Period 3:
Draft Three: Stream of Consciousness
1. Examine your flashbacks. Find moments where your character can include digressions, get stuck on topics, trail off, etc. You are trying to replicate or reproduce how the character’s mind works.
2. Write these flashbacks using stream of consciousness.
When you have completed this part of the story project, please move on to our final draft version: style.
After our inspirational video, please complete draft 2 of the Hemingway Project. Use your time constructively in class. Write. If you need a break, read Hemingway. But do not bother others. You may find it helpful to sit apart from your best friend and siren.
If you finish draft #2, you may move on to draft #3. (See below...)
Period 4:
You should have a first draft (labeled first draft...)
You should have a second draft (labeled second draft). Make sure you have ITALICIZED your flashbacks!
Then move on to draft 3. Keep this draft separate (copy your second draft and paste it in the same file as a copy. Then edit/add stream of consciousness...label this draft DRAFT #3.
Draft Three: Stream of Consciousness
1. Examine your flashbacks. Find moments where your character can include digressions, get stuck on topics, trail off, etc. You are trying to replicate or reproduce how the character’s mind works.
2. Write these flashbacks using stream of consciousness.

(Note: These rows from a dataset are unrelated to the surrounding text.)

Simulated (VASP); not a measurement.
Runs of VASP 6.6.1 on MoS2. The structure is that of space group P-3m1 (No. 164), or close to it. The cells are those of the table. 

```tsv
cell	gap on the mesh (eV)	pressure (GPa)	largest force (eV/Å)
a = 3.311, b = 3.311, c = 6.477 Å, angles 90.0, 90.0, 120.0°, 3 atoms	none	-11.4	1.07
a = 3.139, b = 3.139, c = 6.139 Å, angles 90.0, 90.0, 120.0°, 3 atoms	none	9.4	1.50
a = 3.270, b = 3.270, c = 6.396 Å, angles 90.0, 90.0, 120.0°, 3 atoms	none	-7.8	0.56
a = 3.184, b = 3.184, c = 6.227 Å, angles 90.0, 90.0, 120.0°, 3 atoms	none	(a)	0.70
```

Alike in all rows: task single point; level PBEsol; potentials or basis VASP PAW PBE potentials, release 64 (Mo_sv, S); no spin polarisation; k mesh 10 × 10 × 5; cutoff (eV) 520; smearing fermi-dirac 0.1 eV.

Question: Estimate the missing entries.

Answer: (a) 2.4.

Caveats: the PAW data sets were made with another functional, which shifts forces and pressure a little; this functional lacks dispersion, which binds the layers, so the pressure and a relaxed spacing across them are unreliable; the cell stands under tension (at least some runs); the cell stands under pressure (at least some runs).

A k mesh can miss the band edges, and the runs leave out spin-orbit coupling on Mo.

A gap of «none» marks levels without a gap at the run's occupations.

When you have completed this part of the story project, please move on to our final draft version: style.
Draft Four: Style & Syntax: Sentence length
1. Keep your sentences short and declarative in your non-flashback section of the story. Remember dialogue sounds more realistic when you speak in short sentences or fragments.
2. In your flashback scenes, find moments where you digress and create long, complex sentences. Use em dashes to indicate digressions. Use semicolons ; to connect related clauses (but don't over use these). Use commas to make a simple sentence into a complex one. Use an ellipsis … to indicate trailing off. Use repetition of a phrase to expand or stress a comment. Repetition can be anaphora, epistrophe, or epimone, for example. See the link for repetition for more obscure types...
Ex: “They knew who had shot their fathers, their relatives, their brothers, their friends…”;
Use conjunctions to add phrases to your independent clauses (and, or, but, etc.)
3. Try to find a rhythm in your writing. Most paragraphs start out with short sentences (or end with them). This allows for a certain length of speed. Then as your sentences get longer and more complex, you can slow or speed the eye of the reader. Usually, you want important information to be delivered slowly. The use of repetition helps create a meter and rhythm for your sentence structure.
After completing draft 4, proofread your draft. Add details where necessary for clarity (remember setting, character, theme...), and cut unnecessary details. You may also focus on fine-tuning your work by examining the effectiveness of your diction and tone.
1. Keep your sentences short and declarative in your non-flashback section of the story. Remember dialogue sounds more realistic when you speak in short sentences or fragments.
2. In your flashback scenes, find moments where you digress and create long, complex sentences. Use em dashes to indicate digressions. Use semicolons ; to connect related clauses (but don't over use these). Use commas to make a simple sentence into a complex one. Use an ellipsis … to indicate trailing off. Use repetition of a phrase to expand or stress a comment. Repetition can be anaphora, epistrophe, or epimone, for example. See the link for repetition for more obscure types...
Ex: “They knew who had shot their fathers, their relatives, their brothers, their friends…”;
Use conjunctions to add phrases to your independent clauses (and, or, but, etc.)
3. Try to find a rhythm in your writing. Most paragraphs start out with short sentences (or end with them). This allows for a certain length of speed. Then as your sentences get longer and more complex, you can slow or speed the eye of the reader. Usually, you want important information to be delivered slowly. The use of repetition helps create a meter and rhythm for your sentence structure.
After completing draft 4, proofread your draft. Add details where necessary for clarity (remember setting, character, theme...), and cut unnecessary details. You may also focus on fine-tuning your work by examining the effectiveness of your diction and tone.
HOMEWORK: Complete your Hemingway draft if you did not complete it during class this week (there should be four drafts, each one making your work stronger) I'm interested in the last draft, but keep all your drafts in the same file. Make sure you have numbered them!
Turn in your draft when you have completed it (all 4 draft versions in one file please) with an MLA formatted heading (your name, the name of the assignment, the class, and the date...); print out or submit your work to our Google classroom by Tuesday, March 12.
Finally, complete the collection The Snows of Kilimanjaro by Ernest Hemingway by reading "The Short Unhappy Life of Francis MacComber". Please bring your texts back with you to our next class to discuss the book.